Each has their own virtue and vice, however, we love the fast-track nature of commercial/office and restaurant fit outs. So often as creatives we tend to overthink a design to death, so these tight programmes allow us to go with our gut and commit and somehow they are the projects to which people most respond.
As a designer, how do you design a space that’s on trend but will also be relevant when visited in 10 years time?
We tend to avoid trends 😊. We find these fleeting and we want to remain dynamic and not be known for a specific style/trend. Instead, we focus on creating beautiful spaces that either breathe a client’s brand/culture and add value and quality of life to a person’s home.
What would be your forecast for what will be hot in 2019?
We find designers are moving towards a luxurious & retro/bohemian style with bold use of colour. This trend, although beautiful, needs to be used in a very focused and specific implementation and we think will date if used in abundance.
What piece of advice can you give everyday homeowners looking to update their space?
Always keep your classic and antique pieces. An eclectic home oozes soul, so pairing vintage with more contemporary pieces always works. If you’re wanting to dabble in colour but scared of the commitment invest in large colour art pieces that can rest on shelves and move from room to room as your mood changes.

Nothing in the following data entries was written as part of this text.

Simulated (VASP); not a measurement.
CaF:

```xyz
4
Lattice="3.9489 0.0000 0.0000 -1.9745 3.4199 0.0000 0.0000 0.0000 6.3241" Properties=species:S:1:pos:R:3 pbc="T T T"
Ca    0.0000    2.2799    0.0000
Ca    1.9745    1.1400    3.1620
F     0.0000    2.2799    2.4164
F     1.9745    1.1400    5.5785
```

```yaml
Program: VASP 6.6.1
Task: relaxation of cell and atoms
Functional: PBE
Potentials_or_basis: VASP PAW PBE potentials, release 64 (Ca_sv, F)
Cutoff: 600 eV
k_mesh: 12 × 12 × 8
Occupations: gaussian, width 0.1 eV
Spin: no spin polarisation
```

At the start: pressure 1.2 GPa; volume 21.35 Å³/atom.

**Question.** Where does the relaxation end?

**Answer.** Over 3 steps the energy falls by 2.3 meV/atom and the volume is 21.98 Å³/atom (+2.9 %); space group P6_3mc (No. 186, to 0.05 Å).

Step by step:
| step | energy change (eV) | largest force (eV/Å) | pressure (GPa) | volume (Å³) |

Scatters, throws and moveable items are cost-effective ways to add immediate change to a space. Paint your skirtings with a fresh coat of paint and find interesting and bold feature pendant fittings to immediately add a wow factor to a room/kitchen.
Describe your favourite colour… to a blind person… Jade green looks like the smell of a pine forest.
Which space would you most love to be commissioned to do? To restore and revive the iconic Good Hope Centre.
Most outrageous client request? To put a helipad on the roof deck.
Last piece of art that literally took your breath away? Andile-Dyalvane ceramics for Southern Guild are so innovative and unique.